Three strategies for effective change around the world
Last month I was delighted to play a part at the 71st session of the United Nations General Assembly 2016 in New York. At the UN Private Sector Forum businesses from across the world, with the UN and other partners, committed to each make a contribution towards ending poverty and creating a peaceful world by 2030.
I know, the goals seem immense – below are the 17 Sustainable Development Goals (SDGs) that we have signed up to. I chaired one of the table discussions; our question for discussion was ‘How can governments, the United Nations and the private sector work together to build peace and stability whilst ensuring that no-one is left behind?’
Looking round the room I could see the commitment – and honestly thought, together we can make this happen.

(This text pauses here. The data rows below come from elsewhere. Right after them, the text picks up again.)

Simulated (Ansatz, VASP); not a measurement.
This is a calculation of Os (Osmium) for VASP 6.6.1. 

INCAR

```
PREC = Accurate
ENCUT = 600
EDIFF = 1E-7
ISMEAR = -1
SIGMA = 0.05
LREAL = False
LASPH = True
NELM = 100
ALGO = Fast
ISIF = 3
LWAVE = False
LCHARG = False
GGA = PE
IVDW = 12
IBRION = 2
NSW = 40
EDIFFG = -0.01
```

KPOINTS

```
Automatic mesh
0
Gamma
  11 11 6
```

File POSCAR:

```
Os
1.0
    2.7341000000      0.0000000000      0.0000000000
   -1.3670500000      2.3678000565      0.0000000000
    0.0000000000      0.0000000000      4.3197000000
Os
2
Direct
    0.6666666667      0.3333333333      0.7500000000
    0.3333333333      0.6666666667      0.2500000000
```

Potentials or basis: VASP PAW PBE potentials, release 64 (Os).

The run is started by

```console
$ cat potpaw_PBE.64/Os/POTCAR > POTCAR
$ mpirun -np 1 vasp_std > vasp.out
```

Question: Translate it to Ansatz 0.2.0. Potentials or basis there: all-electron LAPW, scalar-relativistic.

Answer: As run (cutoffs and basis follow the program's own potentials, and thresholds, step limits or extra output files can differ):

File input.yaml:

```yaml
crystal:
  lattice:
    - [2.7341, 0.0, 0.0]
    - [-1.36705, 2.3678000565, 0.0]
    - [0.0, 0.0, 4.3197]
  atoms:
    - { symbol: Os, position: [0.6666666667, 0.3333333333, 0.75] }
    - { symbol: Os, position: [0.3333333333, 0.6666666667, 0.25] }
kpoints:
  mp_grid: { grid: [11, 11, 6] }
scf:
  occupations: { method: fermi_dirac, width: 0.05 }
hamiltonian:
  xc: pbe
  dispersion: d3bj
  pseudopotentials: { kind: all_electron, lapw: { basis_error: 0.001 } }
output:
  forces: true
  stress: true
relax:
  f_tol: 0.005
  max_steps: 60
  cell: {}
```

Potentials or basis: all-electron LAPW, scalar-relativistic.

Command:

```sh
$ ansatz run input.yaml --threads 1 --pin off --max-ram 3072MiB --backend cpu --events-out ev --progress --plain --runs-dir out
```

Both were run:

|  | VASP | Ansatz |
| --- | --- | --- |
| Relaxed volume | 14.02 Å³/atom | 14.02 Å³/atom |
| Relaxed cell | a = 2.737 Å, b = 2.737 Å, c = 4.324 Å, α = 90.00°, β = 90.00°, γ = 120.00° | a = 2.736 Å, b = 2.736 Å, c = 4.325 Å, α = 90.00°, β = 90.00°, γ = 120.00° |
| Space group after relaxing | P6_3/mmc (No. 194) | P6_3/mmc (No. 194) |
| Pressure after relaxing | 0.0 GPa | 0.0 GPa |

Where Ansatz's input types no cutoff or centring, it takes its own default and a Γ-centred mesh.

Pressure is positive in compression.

We had everyone from HE Ban Ki-moon and Rt Hon Justin Trudeau to Ewan McGregor and Richard Curtis; executives from UPS to Ikea; and dozens of smaller organisations like ourselves who have expertise in delivering humanitarian success. Pulling it all together was inspiring.
What was different and so hopeful about this event? Since the UN was founded in 1945, it has tried to achieve peace and tackle global problems on its own. There are 193 countries involved with the UN – it is a fantastic vehicle for bringing people together, but inevitably not for rapid decision-making and action.
This time, the private sector is not just being asked to fund initiatives in a passive role, but actually to own and start delivering parts of a bigger picture.
At CTG , we have now embedded the SDGs into our own strategy and business plan – this link is to our corporate sustainability commitment to the UN. With every project we now think about all the goals and how we can contribute to them through our work – whether it is reducing hunger, empowering women or transparent job creation. The power of all these businesses making a difference on all these fronts will achieve results. I saw that days after the event, Unilever had already put its global goals commitments on their website; 24 hours after the General Assembly, Vodafone had sent a newsletter to all their customers stating the global goals. The UN would find it hard to make these sorts of decisions so quickly; that is the benefit of us all working together. We each bring different strengths.
For all my commitment and enthusiasm, we all know the challenges ahead are enormous. On the plane back, I thought about what is most likely to stop us achieving success. I share my thoughts on this and welcome other views – I believe overcoming these issues is as important as creating new initiatives.
1. Stop waste
Too much of the food and funds never reach those who desperately need them.
We run food programs in Sierra Leone, Afghanistan and Sudan where you see hijackings and trucks of food stolen or kidnapped for payment. In our case we have to make sure our supply chains are extremely strong so we deliver the food where it is needed.
We all need strong leadership to stop malpractice. As an SME, we have been threatened with arrests because we have refused to pay officials. On the one hand, you want to help those in need and it is tempting to give in, but if we don’t take a stand we will never see change.
It’s important that policy makers and academics understand the challenges at grass roots – the theory of principles are laudable, but can be extremely challenging to follow through in reality.
2. Talk and no action
Sessions like those in New York are brilliant to share thoughts and expertise. But we have to ensure these don’t become academic or political exercises; action is needed. In November last year, the BBC reported that ‘A slow international response and a failure of leadership were to blame for the “needless suffering and death” caused by the recent Ebola epidemic’.
USAID and the UN did use the private sector in Liberia which made a huge difference – this encouraged them to start working with the private sector more and I am sure this will help in achieving quicker action.
3. Local action
For me, one of the most important aspects of the SDGs is the UN statement “The only way the SDGs can be achieved is through actions in local communities and countries around the world”.
Building peace is about action at a local level – academic discussions will achieve little in the end.
This is all about:
· Local government investment (in the country)
· Zero corruption in foreign aid
· Youth ambassadors
Organisations like ours are networked and mobile in countries from Libya, Syria and Mali to Palestine, Somalia and Iraq. It is great that we are now working so closely at a planning level with the UN because we can share expertise to ensure effectiveness at field level.
We are setting up our own systems to evaluate our own progress towards 2030 – we’d be happy to discuss and share this learning and would appreciate hearing from others.
I have never been so convinced that we can all make a difference. It is shocking that in the 21st century we still have so much poverty, hunger and war. It has to stop.